Fifth Wall Closes Half-Billion Dollar Fund to Decarbonize Real Estate

David Shultz

David Shultz reports on clean technology and electric vehicles, among other industries, for dot.LA. His writing has appeared in The Atlantic, Outside, Nautilus and many other publications.

Plant in a glass pot filled with coins instead of dirt

Fifth Wall, a Los Angeles-based venture capital group, has closed a half-billion-dollar fund to decarbonize the property industry. The new money brings the group’s total managed investments to just north of $3 billion. It will be used to “invest in anything and everything to decarbonize the real estate industry,” says Brendan Wallace, co-founder and managing partner at Fifth Wall.


The real estate industry is vast, and its contribution to climate change is well documented. A recent McKinsey study estimates “[r]eal estate drives approximately 39 percent of total global emissions.” Transportation, by comparison, is responsible for around 27%.

“It's the single biggest lever the world can turn on mitigating climate change,” says Wallace. “However, as a category, it's pretty systemically under-invested in from climate venture capital funds. “Only about 6%, historically, of climate venture capital has gone into real estate-related technologies.”

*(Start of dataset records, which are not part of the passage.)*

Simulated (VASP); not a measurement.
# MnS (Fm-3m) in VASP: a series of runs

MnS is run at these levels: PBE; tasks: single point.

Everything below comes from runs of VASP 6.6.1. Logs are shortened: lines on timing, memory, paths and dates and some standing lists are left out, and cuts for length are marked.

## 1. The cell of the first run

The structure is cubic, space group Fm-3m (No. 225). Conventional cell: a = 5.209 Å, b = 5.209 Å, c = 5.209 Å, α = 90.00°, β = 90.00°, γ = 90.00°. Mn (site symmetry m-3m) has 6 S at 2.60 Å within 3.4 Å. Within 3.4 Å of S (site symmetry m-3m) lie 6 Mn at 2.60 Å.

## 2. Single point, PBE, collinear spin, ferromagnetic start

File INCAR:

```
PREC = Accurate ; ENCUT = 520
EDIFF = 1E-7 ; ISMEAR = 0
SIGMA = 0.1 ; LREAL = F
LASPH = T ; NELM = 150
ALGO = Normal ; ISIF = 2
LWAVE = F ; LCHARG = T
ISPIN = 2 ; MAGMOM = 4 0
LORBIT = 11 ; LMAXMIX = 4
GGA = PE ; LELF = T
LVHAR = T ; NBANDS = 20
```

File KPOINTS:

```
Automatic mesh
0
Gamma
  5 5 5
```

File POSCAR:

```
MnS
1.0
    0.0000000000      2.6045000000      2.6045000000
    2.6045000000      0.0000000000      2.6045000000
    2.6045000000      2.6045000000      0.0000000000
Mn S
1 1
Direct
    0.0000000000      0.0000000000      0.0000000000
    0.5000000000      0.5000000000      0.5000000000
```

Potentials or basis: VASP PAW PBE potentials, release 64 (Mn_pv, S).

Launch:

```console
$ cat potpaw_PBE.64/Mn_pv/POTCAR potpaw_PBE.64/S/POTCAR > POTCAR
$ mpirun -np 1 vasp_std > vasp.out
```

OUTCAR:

Fifth Wall wants to change that by bringing together some of the biggest real estate owners—names like Marriot, Hilton and British Land—and investing their money into technologies that will help decarbonize the industry.

Fifth Wall’s portfolio includes everything from companies that make more efficient HVAC motors to carbon negative cement. The group also has financial stakes in heat pump and green hydrogen companies. There’s software of all sorts to invest in: regulatory compliance, fintech and industrial internet of things (IoT) technology that can support a real estate and construction economy that tracks carbon.

Wallace says the sheer scope of the real estate market combined with new interest in climate conscious investments helped create a demand for new fintech products that can track emissions and provide financial products that bake carbon costs into savings. “The U.S. commercial and residential real estate market is bigger than the U.S. stock market. It's the single biggest capital market on Earth,” says Wallace. “The allocators to that market are overwhelmingly saying ‘We will preferentially deploy capital to low or no carbon footprint real estate.’ So THE cost of capital has dramatically changed for lower carbon footprint real estate.”